Early Sunday morning on Pennsylvania Avenue, I commiserated briefly with a fatigued Capital Pride volunteer who half-jokingly wondered, ”Why do I do this to myself every year?” It’s a question I know well myself, and it’s why I consider Pride in much the same way I view writing — something that’s often less enjoyable in the doing than it is in the having done.
In short, it’s very hard work. But then the people begin to fill the streets and music pulses from the stage, and the work makes that somewhat magical transition into fun. Fun with a purpose, but still fun.
This issue is filled with photos and reminders of the 2011 Capital Pride Parade and Festival — and the website is almost overstuffed with additional photos as well as video coverage — so here I’ll just offer a few small observations of my own Pride experience.
— I remain amazed at the fervor inspired by the gaily rainbow-colored beads thrown from our Metro Weekly parade contingent and so many others. I felt like I should have pointed out that the beads are not actually made from gold or precious gems, but I imagine the only response I would have gotten is, ”Oh my God, beads! Beads! More BEADS!!!!”

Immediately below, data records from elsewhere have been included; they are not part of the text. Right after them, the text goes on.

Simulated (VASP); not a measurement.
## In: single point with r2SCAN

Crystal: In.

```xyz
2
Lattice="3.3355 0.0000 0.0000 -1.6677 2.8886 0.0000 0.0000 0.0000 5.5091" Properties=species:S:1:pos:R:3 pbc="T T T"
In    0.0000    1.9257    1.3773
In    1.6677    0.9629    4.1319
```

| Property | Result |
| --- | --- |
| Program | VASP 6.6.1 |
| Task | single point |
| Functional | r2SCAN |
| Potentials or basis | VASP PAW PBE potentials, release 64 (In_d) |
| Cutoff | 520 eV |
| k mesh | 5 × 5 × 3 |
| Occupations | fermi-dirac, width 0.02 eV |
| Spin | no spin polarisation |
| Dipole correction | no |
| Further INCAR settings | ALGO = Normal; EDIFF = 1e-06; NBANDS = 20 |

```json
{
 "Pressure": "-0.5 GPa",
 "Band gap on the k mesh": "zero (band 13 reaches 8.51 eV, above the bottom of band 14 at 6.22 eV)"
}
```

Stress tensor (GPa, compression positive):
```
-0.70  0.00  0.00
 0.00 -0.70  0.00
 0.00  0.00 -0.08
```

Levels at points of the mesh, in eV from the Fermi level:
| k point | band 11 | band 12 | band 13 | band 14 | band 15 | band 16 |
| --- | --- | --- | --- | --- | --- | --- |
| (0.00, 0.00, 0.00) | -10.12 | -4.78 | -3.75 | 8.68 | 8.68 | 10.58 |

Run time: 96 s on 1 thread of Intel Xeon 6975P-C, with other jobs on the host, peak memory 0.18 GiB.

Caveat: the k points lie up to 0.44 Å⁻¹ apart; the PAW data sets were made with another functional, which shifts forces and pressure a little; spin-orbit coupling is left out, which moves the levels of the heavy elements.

Of course, that crazy enthusiasm is one of the reasons I love the parade. Another reason is getting to march with my Metro Weekly staff, our Next Generation Award winners and our Coverboy of the Year. I want to give a quick but special thank you to BMW of Sterling, which for the past three years has made sure our special guests ride in the parade with style.
— Every year I meet new people at the festival, which is reason enough to keep coming back. But even better is getting to reconnect with people I’ve not seen in ages. Whether catching up on what we’ve missed or reminiscing about what we’ve done, it’s always like a giant family reunion. My only regret is that the pressure of the day, with thousands of people streaming by the booth, those meetings are sometimes too short.
— Working for Metro Weekly and being a member of a number of LGBT community groups, I know that Pride season is often a challenge because so many volunteers have so many commitments to multiple organizations and causes. Yet, every year, our community groups and LGBT-owned businesses are out in force. None of that would ever happen without volunteers who bring a serious passion to the community.
That goes for all the Capital Pride Parade and Festival volunteers as well. These giant events are not easy to pull off and never go exactly as planned, but everything worked, which is something they should be proud of.
— Finally, the most inspiring moment of the weekend for me was standing on the main stage looking out on the throngs of people filling Pennsylvania Avenue as we coordinated our cover shot for this week’s issue. So many of us ready, willing and able to come out to celebrate our community; so many of us making the most direct and simple statement of equality, that we’re here, we’re public, and we will not be pushed back into the closet.
That’s what I take away from a weekend of Pride. That and a hell of a lot of beads.